Superconductivity and magnetism in crystalline graphene allotropes

by Prof. Andrea Young (UC Santa Barbara)




Magnetism---in particular magnetic fluctuations---are thought thought to play a role in a variety of unconventional superconductors, including cuprates, heavy fermions, and moire graphene.  I will describe a new venue for examining this interplay by tuning the chemical potential through a van Hove singularity in simple allotropes of graphene, in particular rhombohedral trilayer [1-2] and Bernal bilayer [3] graphene.  In both systems, applying a perpendicular electric field gaps out a series of low-energy Dirac nodes, leading to a divergence in the density of states at densities easily accessible by the field effect.  Using both transport and compressibility measurements, we find that this regime is characterized by a cascade of phase transitions between states of differing fermi surface degeneracy.  These include quarter- and half-metals with only one or two occupied (out of a possible four) combined spin- and valley flavors, as well as a variety of states showing partial polarization within the spin- and valley-isospin space.  Most surprisingly, superconductivity arises near a number of phase boundaries. In the trilayer, we observe two superconducting states for hole doping; one arises from a normal state that preserves the spin and valley symmetry, and is suppressed by in-plane magnetic fields in accordance with the Clogston-Chandrasekhar limit, while the other arises from a full spin polarized half metallic state and is not affected by in plane magnetic fields. In bilayer graphene, superconductivity is not observed at B=0, but emerges only above a critical field in plane field, consistent with a magnetic field induced transition into a spin polarized ferromagnetic state with a spin-triplet superconducting ground state.  I will lay out the many outstanding theoretical puzzles in these systems, as well as  experimental opportunities enabled by the exceptionally good reproducibility and and high sample quality.
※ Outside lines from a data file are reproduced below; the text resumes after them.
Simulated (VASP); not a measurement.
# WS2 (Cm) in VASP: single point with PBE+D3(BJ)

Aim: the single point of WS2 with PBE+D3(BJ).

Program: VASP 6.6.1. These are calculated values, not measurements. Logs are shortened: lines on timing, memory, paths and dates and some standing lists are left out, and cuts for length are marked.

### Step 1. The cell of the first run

[1] H. Zhou, T. Xie, A. Ghazaryan, T. Holder, J. R. Ehrets, E. M. Spanton,

T. Taniguchi, K. Watanabe, E. Berg, M. Serbyn, & A. F. Young. “Half and quarter metals in rhombohedral trilayer graphene.” 598: 429-433 Nature (2021).

[2] H. Zhou, T. Xie, T. Taniguchi, K. Watanabe & A. F. Young. “Superconductivity in rhombohedral trilayer graphene,” Nature 598: 434-438 (2021).

[3] H. Zhou, Y.  Saito, L. Cohen, W.  Huynh, C. L. Patterson, F.  Yang, T. Taniguchi, K. Watanabe, "Isospin magnetism and spin-triplet superconductivity in Bernal bilayer graphene." Science, eabm8386 (2022).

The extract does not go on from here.